Spiking activity in cortex is highly variable both spontaneously and during stimulation. It has been observed that this neuronal variability has the remarkable property that the Fano factor of the neuron´s spike counts (variance/mean) is constant over broad ranges of their firing rates, a property that we call “Fano factor constancy”. Realistic neuronal networks models in the balanced regime do not lead to Fano factor constancy over broad ranges of firing rate unless their parameters are fine-tuned, posing a problem.

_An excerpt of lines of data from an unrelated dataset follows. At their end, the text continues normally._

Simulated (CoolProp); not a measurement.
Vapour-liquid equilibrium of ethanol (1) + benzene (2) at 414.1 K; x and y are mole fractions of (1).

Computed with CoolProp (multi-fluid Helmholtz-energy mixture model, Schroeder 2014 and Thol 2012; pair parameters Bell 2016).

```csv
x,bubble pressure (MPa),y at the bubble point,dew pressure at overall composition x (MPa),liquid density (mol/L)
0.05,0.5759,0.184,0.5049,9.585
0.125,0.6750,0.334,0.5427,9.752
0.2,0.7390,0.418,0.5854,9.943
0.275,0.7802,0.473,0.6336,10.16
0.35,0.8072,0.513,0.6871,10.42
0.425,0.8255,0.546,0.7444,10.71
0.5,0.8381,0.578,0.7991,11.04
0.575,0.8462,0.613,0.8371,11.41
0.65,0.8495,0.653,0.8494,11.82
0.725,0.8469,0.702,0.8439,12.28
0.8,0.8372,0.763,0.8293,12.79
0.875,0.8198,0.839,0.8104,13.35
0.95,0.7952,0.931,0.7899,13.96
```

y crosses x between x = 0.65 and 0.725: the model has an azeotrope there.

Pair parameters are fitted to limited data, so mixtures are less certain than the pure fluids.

What mechanism could lead to Fano factor constancy? One well-documented source of variability in cortex is synaptic noise. However, whether synaptic noise can lead to the observed properties of neuronal variability is currently unknown. To address this problem, we studied analytically a network of excitatory and inhibitory spiking integrate-and-fire neurons connected with arbitrary connectivity matrices. The network was endowed with stochastic synaptic release with fixed probability. The system was solved in the stationary regime when the network is strongly driven by stimuli. To study robustness of the results, we studied numerically networks with short-term synaptic plasticity with stochastic release and with uncompleted saturation, in line with recent in vivo experimental results. Here we show that realistic neuronal networks of spiking neurons endowed with probabilistic synaptic release naturally generate constant Fano factors over several orders of magnitude in the neurons´ firing rate. The mechanism does not require fine tuning of the network parameters, but rather it arises naturally from the amplification of the synaptic noise and the neuronal spiking threshold. Other mechanisms that introduce noise in the system like channel noise or constant external noise do not lead to Fano factor constancy.
Probabilistic synaptic release naturally leads to information loss. Then, what could be the role of this form of variability? We show that synaptic noise allows sampling the states of the network and, furthermore, that the Fano factor constancy property implies that the state-sampling dynamics obeys a scale-invariant rule: if the input drive to the network is scaled by some factor, the probability of visiting the states of the network remains constant. This means that, for instance, if the contrast of an ambiguous input image is doubled, the probability of interpreting it in a particular way does not change. This result suggests that a form of Weber-like scale-invariance perception is naturally implemented in neuronal networks with probabilistic synapses.
Therefore, synaptic noise might not only be the responsible for the type of variability found in cortex, but it also might endow cortical neurons with crucial computational properties to solve inference problems with ambiguous information.